Saturday 7 February 2015

PHP: objects as arrays, and can CFML benefit from the concept?

G'day:
We had a situation at work the other day in which we needed a collection class, I think it was Properties (that's in the real estate sense of "property", not the OO one: I work for an online travel company, and this was part of a search result). This is distinct from a single Property which represents a single hotel / hostel / whatever.

Using CFML we would have used a record set to represent this, and in PHP we'd generally represent this as an array (of individual Property objects). However the collection of Properties needed other behaviour as well: storing the minimum price per night, highest rating percentage etc. So we're definitely wanting an object of some description to keep the array of properties and other... erm... properties (in the OO sense now) defined together in the one place.

A traditional approach might be this (pseudo code):

class Properties {
    Property[] properties;
    Decimal lowestPrice;
    Decimal highestRating;

    // and some accessors etc
}

And that would have been fine. However I rather liked the notion of instead of having to pluck the properties array out of the object before doing anything with it... just to use the object itself as an array. C# has an idea of Indexers, and I was pretty sure PHP had at least an Iterable interface, and perhaps some other bits and pieces that might work as well.

Indeed it does, and I was able to come up with an object which one can treat like an array. Almost.


// Collection.php

class Collection implements Iterator, Countable, ArrayAccess
{
    protected $collection;
    protected $index;

    public function __construct($array){
        $this->collection = $array;
    }

    public function getCollection() {
        return $this->collection;
    }

    public function current() {
        return $this->collection[$this->index];
    }

    public function key() {
        return $this->index;
    }

    public function next() {
        ++$this->index;
    }

    public function rewind() {
        $this->index = 0;
    }

    public function valid() {
        return array_key_exists($this->index, $this->collection);
    }

    public function count() {
        return count($this->collection);
    }

    public function offsetExists($index) {
        return array_key_exists($index, $this->collection);
    }

    public function offsetGet($index) {
        return $this->collection[$index];
    }

    public function offsetSet($index, $value) {
        echo "offsetSet() called with [$index], [$value]<br>";
        if (is_null($index)) {
            $this->collection[] = $value;
        }else{
            $this->collection[$index] = $value;
        }
    }

    public function offsetUnset($index) {
        unset($this->collection[$index]);
    }
}

I've highlighted the method implementation that each of the Iterator, Countable and ArrayAccess interfaces require. These methods allow me to traverse through the object - as one would in a foreach() loop; "count" the elements in the object (eg: using count()); and set elements into the object's array using array notation.

Having implemented these interfaces, I no longer need to extract the array from the object to use, I can access it via the object itself.
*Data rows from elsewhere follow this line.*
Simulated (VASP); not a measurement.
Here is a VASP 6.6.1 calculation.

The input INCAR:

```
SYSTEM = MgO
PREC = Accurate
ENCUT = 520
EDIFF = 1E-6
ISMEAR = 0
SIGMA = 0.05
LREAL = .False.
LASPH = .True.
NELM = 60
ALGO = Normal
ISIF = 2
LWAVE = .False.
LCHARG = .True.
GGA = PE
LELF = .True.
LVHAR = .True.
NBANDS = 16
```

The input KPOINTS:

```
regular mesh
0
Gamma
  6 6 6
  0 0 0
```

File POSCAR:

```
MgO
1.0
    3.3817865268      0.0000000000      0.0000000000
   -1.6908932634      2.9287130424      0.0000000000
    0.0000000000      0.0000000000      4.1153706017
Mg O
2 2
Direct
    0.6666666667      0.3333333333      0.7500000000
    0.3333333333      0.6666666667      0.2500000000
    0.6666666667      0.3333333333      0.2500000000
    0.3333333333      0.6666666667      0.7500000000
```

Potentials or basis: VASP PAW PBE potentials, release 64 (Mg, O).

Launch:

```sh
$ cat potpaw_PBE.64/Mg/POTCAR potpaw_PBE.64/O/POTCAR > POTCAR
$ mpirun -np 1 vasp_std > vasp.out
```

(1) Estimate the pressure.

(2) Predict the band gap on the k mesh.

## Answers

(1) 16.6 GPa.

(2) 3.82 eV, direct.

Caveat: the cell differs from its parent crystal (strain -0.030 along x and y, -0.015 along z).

Here I populate a test collection with Maori numbers 1-4:

$numbers = ['tahi', 'rua', 'toru', 'wha'];
$numbersCollection = new Collection($numbers);
printf('Collection after initialisation: %s<br>', json_encode($numbersCollection->getCollection()));
echo '<hr>';

Output:
Collection after initialisation: ["tahi","rua","toru","wha"]

Then loop over the object using a normal foreach() loop:

foreach ($numbersCollection as $number) {
   echo "$number ";
}
echo '<hr>';

Output:
tahi rua toru wha

I can also set elements in the array via either a direct index reference:

$numbersCollection[4] = 'rima';
printf('Collection after setting [4]: %s<br>', json_encode($numbersCollection->getCollection()));

Output:

Collection after setting [4]: ["tahi","rua","toru","wha","rima"]

and even via the shorthand append syntax:

$numbersCollection[] = 'ono';
printf('Collection after setting []: %s<br>', json_encode($numbersCollection->getCollection()));

Output:

Collection after setting []: ["tahi","rua","toru","wha","rima","ono"]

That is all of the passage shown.